Tag Archives: mugwort steam clean

Beauty is Pain

“Mom, I have a unibrow,” my eleven-year-old son complained.

“Want me to pluck it?” I asked.

“Will it hurt?”

“A little.”

“Forget it.”

I watched my son vanish after this exchange, without giving the caterpillar across his forehead a second thought. And then I realized with dismay, if he had been a girl, by now she would have been plucking, shaving, waxing and dying various hairs on her body, as well as complaining about every other aspect of her femininity in pursuit of the elusive brass ring of bodily perfection. And I would have probably been helping her—after all, we all want to be beautiful, right? But isn’t it time we start asking ourselves at what cost? Sure, we like to think ourselves as having made progress given that corsets and foot-binding are no longer de rigueur. But have we really made that much progress when we’re still wearing Spanx and five-inch heels? Not to mention giving in to some of these less standard, more crazy beauty treatments:

Vaginal Steam Cleaning

There are very few things in life I feel the need to steam clean. Occasionally my floors. Sometimes my carpet (and I mean “carpet” literally, not figuratively). But never once has it occurred to me to steam clean my lady bits. However, Gwyneth Paltrow feels differently. On her website, GOOP, Ms. Paltrow wrote about the benefits of the Mugwort Steam Clean, “. . . a combination of infrared and mugwort steam cleanses your uterus, et al. It is an energetic release—not just a steam douche—that balances female hormone levels.”

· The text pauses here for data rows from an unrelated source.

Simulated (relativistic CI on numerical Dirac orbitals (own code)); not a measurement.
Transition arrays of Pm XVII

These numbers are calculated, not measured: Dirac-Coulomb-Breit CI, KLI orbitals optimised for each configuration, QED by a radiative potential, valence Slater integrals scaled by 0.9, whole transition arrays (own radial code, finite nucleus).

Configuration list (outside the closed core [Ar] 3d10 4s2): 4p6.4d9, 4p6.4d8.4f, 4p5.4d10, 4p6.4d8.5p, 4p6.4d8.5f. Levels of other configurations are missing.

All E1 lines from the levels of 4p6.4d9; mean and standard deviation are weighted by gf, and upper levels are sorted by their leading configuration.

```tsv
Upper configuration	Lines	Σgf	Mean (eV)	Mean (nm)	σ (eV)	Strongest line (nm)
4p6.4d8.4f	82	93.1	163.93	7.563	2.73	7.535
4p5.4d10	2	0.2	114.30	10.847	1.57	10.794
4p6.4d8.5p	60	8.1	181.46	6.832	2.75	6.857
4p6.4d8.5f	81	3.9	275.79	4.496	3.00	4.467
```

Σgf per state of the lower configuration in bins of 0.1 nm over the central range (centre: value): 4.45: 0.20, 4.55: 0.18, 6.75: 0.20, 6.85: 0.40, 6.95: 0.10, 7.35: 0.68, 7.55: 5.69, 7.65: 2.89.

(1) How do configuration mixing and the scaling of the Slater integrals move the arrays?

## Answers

First thing’s first. Who decided, “Hey, I’m going to shoot vapor from boiling water mixed with herbs that are used in rice cakes and soup into my vagina! That sounds like a fantastic idea!” Well, newsflash, it’s not, according to doctors (or anyone with half a brain). Feminine parts are like an Apple computer: if it’s working, simply leave it alone because if you decide to open things to “improve it” you run the risk of damaging the equipment (and you will definitely void the warranty).

The Sperm Facial

As recently as March 2014, Cosmopolitan was writing about the pros and cons of the “sperm facial” according to “science.” Well, thank God! Because when I want to know about scientific information, Cosmo is always the first place I look. However, what the sixteen-year-old male writer (I’m assuming) of the article overlooked was the actual science behind the benefits of a sperm facial, or more like, the fact that none exists. Nice try, kid. Next time go with ‘but blue balls might kill me.’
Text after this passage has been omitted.